Earlier in the winter, the weather had the potential to become a “bullish wildcard” for an oversupplied market, but with the end of the peak heating demand season fast approaching, the weather so far has proved “dramatically bearish,” according to RBN Energy LLC analyst Sheetal Nasta.

“Daily national average temperatures in January to date have averaged 4-plus degrees (Fahrenheit) above the 10-year average and also nearly 3 degrees higher than last year,” Nasta wrote in a recent blog post. “As such, U.S. gas consumption has been exceptionally weak in January so far.”

RBN’s supply/demand modeling showed Lower 48 residential/commercial demand averaging 45.7 Bcf/d through the first 22 days of January, down nearly 7 Bcf/d year/year. That also marks the lowest demand level during that same 22-day period going back to at least 2010, according to the firm.

“Total U.S. consumption, in turn, has averaged about 100 Bcf/d in January to date, about 3.5 Bcf/d lower than in the same period last year and 2.3 Bcf/d lower than the five-year average,” Nasta said.

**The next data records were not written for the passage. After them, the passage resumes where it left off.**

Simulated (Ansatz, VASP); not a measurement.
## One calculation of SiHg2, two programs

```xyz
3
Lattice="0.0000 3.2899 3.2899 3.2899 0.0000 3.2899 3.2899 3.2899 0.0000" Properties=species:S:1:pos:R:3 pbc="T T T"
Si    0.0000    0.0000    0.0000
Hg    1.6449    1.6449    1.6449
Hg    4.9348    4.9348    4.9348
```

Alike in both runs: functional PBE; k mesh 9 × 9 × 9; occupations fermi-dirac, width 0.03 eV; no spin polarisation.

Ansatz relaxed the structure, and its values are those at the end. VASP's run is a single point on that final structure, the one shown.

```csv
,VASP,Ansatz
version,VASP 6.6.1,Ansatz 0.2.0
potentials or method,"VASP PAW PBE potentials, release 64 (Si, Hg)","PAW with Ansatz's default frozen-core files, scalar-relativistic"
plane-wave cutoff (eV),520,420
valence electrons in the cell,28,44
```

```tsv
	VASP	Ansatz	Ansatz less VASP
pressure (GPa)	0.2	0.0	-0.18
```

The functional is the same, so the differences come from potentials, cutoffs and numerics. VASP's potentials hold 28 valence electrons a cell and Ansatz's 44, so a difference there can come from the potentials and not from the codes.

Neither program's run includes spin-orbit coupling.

To make matters worse for bulls, time is running out on winter, according to the analyst.

The weather picture through early February “leaves little to no room for cold weather to ease oversupply conditions,” Nasta said. “Absolute temperatures typically begin a seasonal rise starting around mid-February, and as seasonal temperatures rise, their influence on heating demand diminishes, meaning it would take more extreme cold-weather anomalies by late February and March in order to move the needle on demand and storage.

“Plus, once temperatures rise enough for freeze-offs to abate, production volumes are likely to bounce back to pre-winter levels and even possibly see more upside beyond that.”

The Energy Information Administration (EIA) on Thursday reported a net 92 Bcf weekly withdrawal from U.S. natural gas stocks, slightly to the tighter side of consensus; futures prices pulled back on the news.

The 92 Bcf withdrawal, recorded for the week ended Jan. 17, compares with a 152 Bcf pull for the year-ago period and a five-year average withdrawal of 194 Bcf. Consensus estimates had pointed to a pull of around 88-91 Bcf.

In the lead-up to EIA’s report, the February Nymex contract had been trading about a nickel higher, around $1.954-1.970, with glimpses of colder temperatures near the end of the 15-day outlook perhaps leading traders to look for a bottom in the market.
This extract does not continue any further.